Shoot a little girl in the back of the head…
I mentioned in my last post on Lafferty’s Okla Hannali, that it has been sometime since I have been disappointed in a book. Well, my streak is over.
I am not merely disappointed, but repelled. There are now two books in the science fiction world that cause my hackles to raise and bring a sour taste to my mouth. The first is Arthur C. Clark’s CHILDHOOD’S END, and, now, WE WHO ARE ABOUT TO… by Joanna Russ.
They have a similarity that I disdain in both. Cynical resignation. The people of Earth in CHILDHOOD’S END passively accept their fate of evolutionary extinction at the hands of the OVERLORDS and the OVERMIND through their instruments the children becoming cosmic minds that wipe out the entire Earth.
If there was ever a case for mass infanticide, Clark presented it. Or at least fight the Overlords – something! You can still lose in the end! I don’t demand riding off into the sunset, but, Christ, fight first!
Likewise in WE WHO ARE ABOUT TO… the main character never once even gives a thought to whether or not the group has any chance of surviving. No, from the start she resigns to fatalism. I dare say the character was suicidal (and homicidal) before these events.
Maybe they have no chance of starting a civilization. Perhaps all they could have eked out is a year or two of sustainability. Never in all my science fiction reading have I come across such a loser of a character.
Within the first twenty pages of the book I had already tired of the nasty anger of the narrator and the general tone of spite that the author brought to the entire book. Knowing nothing of the author I guessed that this was written by an angry lesbian feminist. Please, please, I don’t deserve any reward for being a super-slueth of character, the book screamed it from the top of its lungs. But I would have been at least somewhat impressed if my hunch had not been precisely on target. Perhaps if she had been a happy-go-lucky grandma who collected pictures of puppy dogs for her grandchildren or something.

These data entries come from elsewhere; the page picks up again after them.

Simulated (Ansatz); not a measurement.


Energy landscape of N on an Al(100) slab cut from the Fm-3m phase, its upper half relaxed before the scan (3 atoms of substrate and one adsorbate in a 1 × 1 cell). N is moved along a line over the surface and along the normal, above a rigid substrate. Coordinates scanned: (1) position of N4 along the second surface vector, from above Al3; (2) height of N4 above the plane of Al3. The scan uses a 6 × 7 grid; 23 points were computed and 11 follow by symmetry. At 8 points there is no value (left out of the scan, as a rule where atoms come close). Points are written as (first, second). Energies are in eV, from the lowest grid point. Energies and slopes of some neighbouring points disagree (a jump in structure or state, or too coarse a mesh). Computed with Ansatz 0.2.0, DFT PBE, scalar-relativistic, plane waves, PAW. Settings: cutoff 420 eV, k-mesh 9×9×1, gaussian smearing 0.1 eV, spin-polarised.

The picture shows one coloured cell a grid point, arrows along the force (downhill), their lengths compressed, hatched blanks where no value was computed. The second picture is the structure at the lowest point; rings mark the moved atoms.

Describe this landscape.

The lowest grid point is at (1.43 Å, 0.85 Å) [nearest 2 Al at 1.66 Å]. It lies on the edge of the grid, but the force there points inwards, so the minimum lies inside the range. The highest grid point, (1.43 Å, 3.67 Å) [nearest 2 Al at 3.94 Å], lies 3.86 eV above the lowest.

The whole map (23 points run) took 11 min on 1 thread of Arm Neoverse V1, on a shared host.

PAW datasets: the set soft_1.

I was intent to go along with the character until the scene after she had murdered everyone except the child Lori. Then she crept up behind the child and put a bullet through her head. Because you wanted the freedom to die.
You bitch, you could have simply killed yourself and done everyone else a favor. Oh, they wouldn’t let you? They came to find you? Kill yourself faster.
Ugg, what a hateful little book.
Now onto the blurbs on the back cover.
“We Who Are About To… is a seminal work that punctures many science fiction myths; it is about the hubris of humanity and the imperialist mission. It reminds us that maybe we aren’t necessary, that the imperative to keep reproducing is irrational.”
Apparently space exploration is imperialist – even on a planet with no sentient life! We are not told what their voyage was in the first place. The hubris of humanity… I would require a bigger sample of humanity than a small handful of misfits and a little girl too young to be judged.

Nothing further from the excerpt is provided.